# i wanna fish



## glenmontpikefisher (Feb 26, 2010)

i am gettin seriously tired of this freakin rain and flooding waters that never gets a chance to go down. i have tried fishin the high water but have yet to catch anything.


----------



## tyrantCraft (Feb 11, 2008)

With all your spare time all i would b doing is fishn instead of belly acheing i dun told you u cant kill a big buck unless your sitn in a tree when he comes by fish dont stop biting just cuz the waters up so try getn your line wet instead of your noodle!%


----------



## MuskieJim (Apr 11, 2007)

High water fishing can be tough! Those fish can be anywhere! And TyrantCraft, there's a button right below the "L" key, it's called a period


----------



## Stripers4Life (May 2, 2007)

muskiejim said:


> high water fishing can be tough! Those fish can be anywhere! And tyrantcraft, there's a button right below the "l" key, it's called a period


hahahahahahaahaha


----------



## ShutUpNFish (Apr 17, 2007)

glenmontpikefisher said:


> i am gettin seriously tired of this freakin rain and flooding waters that never gets a chance to go down. i have tried fishin the high water but have yet to catch anything.

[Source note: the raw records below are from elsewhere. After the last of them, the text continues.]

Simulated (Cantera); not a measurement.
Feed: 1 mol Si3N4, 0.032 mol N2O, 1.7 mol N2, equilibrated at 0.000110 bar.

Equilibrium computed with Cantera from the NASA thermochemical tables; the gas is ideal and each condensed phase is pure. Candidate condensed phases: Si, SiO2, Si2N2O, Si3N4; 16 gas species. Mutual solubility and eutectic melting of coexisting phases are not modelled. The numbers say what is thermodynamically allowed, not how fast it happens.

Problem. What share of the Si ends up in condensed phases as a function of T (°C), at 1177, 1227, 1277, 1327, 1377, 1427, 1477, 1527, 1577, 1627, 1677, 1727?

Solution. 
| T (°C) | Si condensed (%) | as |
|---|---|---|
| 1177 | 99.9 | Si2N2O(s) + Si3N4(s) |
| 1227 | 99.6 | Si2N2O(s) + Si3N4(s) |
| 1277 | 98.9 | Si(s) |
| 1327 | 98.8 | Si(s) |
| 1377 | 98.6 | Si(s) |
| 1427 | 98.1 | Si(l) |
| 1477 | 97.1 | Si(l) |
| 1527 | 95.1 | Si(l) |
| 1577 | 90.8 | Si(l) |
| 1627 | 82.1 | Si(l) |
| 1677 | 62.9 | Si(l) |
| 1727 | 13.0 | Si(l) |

So go fish!! High muddy water is always going to be tough, but if you truely have the passion, you will eventually find the right places to catch muskies according to the right conditions. Just another part of a true muskie hunter's arsenal...its called muskie memory!

This weekend should be beautiful....You'll find me right there in my boat!


----------



## crittergitter (Jun 9, 2005)

I wanna fish to. I'll be on Alum Creek Reservoir chasing musky both Thursday and Friday. I hope to get slimed!


----------



## glenmontpikefisher (Feb 26, 2010)

tyrantCraft said:


> With all your spare time all i would b doing is fishn instead of belly acheing i dun told you u cant kill a big buck unless your sitn in a tree when he comes by fish dont stop biting just cuz the waters up so try getn your line wet instead of your noodle!%[/QUote/]
> 
> 
> well my free time is very slim lately have been workin 10 to 12 hour days so i am plannin on gettin my line wet this weekend and i have found the fishin blows in the best areas for em that have always been successful and have caught nothing.


----------



## glenmontpikefisher (Feb 26, 2010)

well got my line wet and yet again nothing. set up in 2 diff spot that usually produce at least a few. i really hope to break my string of bad luck this year. i saw a couple other guys on down stream and they had bout the same luck as me. they said they have been fishin there about every evening and have yet to even get a run/bite. i guess its just a bad year


----------



## Pro Angler (Mar 24, 2010)

Caught 6 this day 2 weeks ago, All caught during baro bottem


----------



## BaddFish (Jun 20, 2009)

Nice clean fish!


----------



## Pro Angler (Mar 24, 2010)

today caught 2 on back to back casts . we later boated a 3rd


----------



## glenmontpikefisher (Feb 26, 2010)

finally!!!! finally i went out fishin today and didnt get skunked. the thing is i was fishin for pike and ended up pullin in a big very respectable blue cat. lol but its a fsih never the less. just was unexpected thats all lol


----------